Influence Without Authority in Marketing and Communications
- Carolyn

- Feb 6
- 4 min read
One of the most under-discussed realities of modern marketing and communications work is how often it relies on influence rather than authority. Titles alone rarely grant marketers the power to make decisions outright. Instead, the work depends on persuading, aligning, and sometimes gently nudging people who hold different priorities, incentives, and information.
Years ago, I assumed this was a quirk of specific organisations. Now I see it as a structural feature of the discipline itself. Marketing and comms sit at the intersection of strategy, execution, brand, reputation, customer experience, sales, product, and leadership. That makes authority diffuse by design.
The interesting question is: what skill set allows someone to operate effectively in that environment?

Authority Is Structural. Influence Is Behavioural.
Authority is granted by role, reporting line, and decision-making rights. Influence is built through trust, clarity, timing, and credibility. It relies less on hierarchy and more on how others respond to you.
This distinction matters because organisations often assume that if marketing has a seat at the table, it must therefore have authority. But being in the room is not the same as being able to shape the outcome.
Influence fills that gap. It becomes the mechanism through which marketers move work forward without the ability to decree it.
The Practicalities of Influence
In practice, influence shows up in everyday behaviours:
Focusing on outcomes, not outputs
acting as a universal translator between commercial goals, creative execution, and what the audience really needs
clarifying what’s at stake
talking about risks without triggering defensiveness
asking better questions
demonstrating that you’ve understood other people’s constraints
balancing sharing your expertise with humility.

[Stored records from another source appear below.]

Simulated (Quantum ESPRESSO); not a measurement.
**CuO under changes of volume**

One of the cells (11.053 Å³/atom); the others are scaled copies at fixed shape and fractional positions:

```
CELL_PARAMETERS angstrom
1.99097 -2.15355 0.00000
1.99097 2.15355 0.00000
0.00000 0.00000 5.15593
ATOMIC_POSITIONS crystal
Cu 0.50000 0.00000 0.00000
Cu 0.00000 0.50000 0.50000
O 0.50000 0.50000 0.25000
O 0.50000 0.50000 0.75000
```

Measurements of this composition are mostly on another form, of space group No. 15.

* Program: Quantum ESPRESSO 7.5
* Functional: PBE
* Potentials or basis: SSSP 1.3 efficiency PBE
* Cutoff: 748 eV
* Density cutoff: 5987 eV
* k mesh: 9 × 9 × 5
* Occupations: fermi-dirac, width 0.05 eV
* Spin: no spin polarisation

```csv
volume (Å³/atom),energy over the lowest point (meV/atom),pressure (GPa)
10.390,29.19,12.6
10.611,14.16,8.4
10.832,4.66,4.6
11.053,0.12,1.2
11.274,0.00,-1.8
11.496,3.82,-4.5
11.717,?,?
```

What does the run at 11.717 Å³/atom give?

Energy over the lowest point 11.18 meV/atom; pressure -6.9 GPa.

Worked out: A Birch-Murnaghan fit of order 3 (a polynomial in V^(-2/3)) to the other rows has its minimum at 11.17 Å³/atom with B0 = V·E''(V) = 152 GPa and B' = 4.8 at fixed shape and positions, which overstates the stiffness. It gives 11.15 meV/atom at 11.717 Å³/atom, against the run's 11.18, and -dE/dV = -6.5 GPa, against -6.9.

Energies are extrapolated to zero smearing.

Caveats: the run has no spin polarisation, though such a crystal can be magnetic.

None of these behaviours are glamorous. They don’t turn into portfolio pieces. They rarely get talked about in conference keynotes. Yet they are the difference between work that progresses and work that gets stuck.
Influence Requires Context Literacy
To influence without authority, you need to understand not just what the organisation does, but how it does it. That includes:
how decisions are actually made
how information moves
how risk is perceived
whose opinion carries weight
what timing aligns with other roadmaps
what language resonates with which audience.
This is context literacy and it is a skillset marketing often develops by necessity rather than intention.
It’s also why marketers who change industries often experience a period of disorientation. The craft transfers with them, but the contextual rules do not.
Why This Matters in Marketing and Comms Specifically
Two structural factors create this influence-heavy environment:
1. Marketing and Comms Are Intermediary Functions
We translate between brand and customer, product and market, leadership and audience. Intermediaries broker understanding.
2. Decisions Often Require Cross-Functional Buy-In
Campaigns, narratives, rebrands, crisis responses and the day-to-day activities that drive marketing success cannot be executed in isolation. Someone needs to negotiate alignment between functions with different incentives and constraints.
That negotiation is influence work.
Influence as a Leadership Skill
As marketing teams mature, influence becomes a leadership competency. Not because influence is inherently “soft,” but because it governs how work moves through complex systems.
Leadership in this context becomes less about issuing direction and more about creating the conditions for clarity, alignment, and momentum.
What I find interesting is that many early-career marketers imagine leadership as decision-making, when the reality is that much of leadership is decision-shaping. Influence sits inside that distinction.
Influence and Psychological Safety
Influence also depends on how safe people feel to express uncertainty, voice concerns, or disagree. When the environment lacks psychological safety, influence collapses into politics. But when safety is present, influence supports better decisions by allowing diverse perspectives to surface before commitments are made.
Marketing and comms teams often play a quiet role in shaping that safety by modelling curiosity, clarifying ambiguity, and asking non-threatening questions that reveal assumptions.
It’s not always labelled as leadership, but it functions as such.
The Limits of Influence
Of course, influence is not a substitute for authority. There are times when authority needs to be exercised clearly, for example in a crisis situation, when decisions need to be made quickly and aligned centrally.
But the limitation of influence actually reinforces its strategic value in normal operating conditions. When authority is sparse or distributed, influence becomes the balancing mechanism that enables progress.
Teaching Influence
One of the peculiarities of influence as a skill is that it is rarely taught explicitly. Most people learn through observation, feedback, frustration, and trial and error. Yet influence can be developed intentionally through:
understanding objectives
thoughtfully considering and refining language
building trust
strengthening listening abilities
adjusting timing
articulating purpose
reminding those involved of shared goals.
These are practical, coachable skills, and can be learned over time.
The Future of Influence in Our Field
The trajectory for marketing and comms means being more integrated, more strategic, more cross-functional, more accountable, and more constrained. Which means that influence is only becoming more central to the work.
As AI scales execution and optimisation, the uniquely human work will be that which involves judgement, negotiation, risk interpretation, and translating across teams.
That is influence.
If you strengthened your influence skills by 10%, where would it create the biggest shift in your work?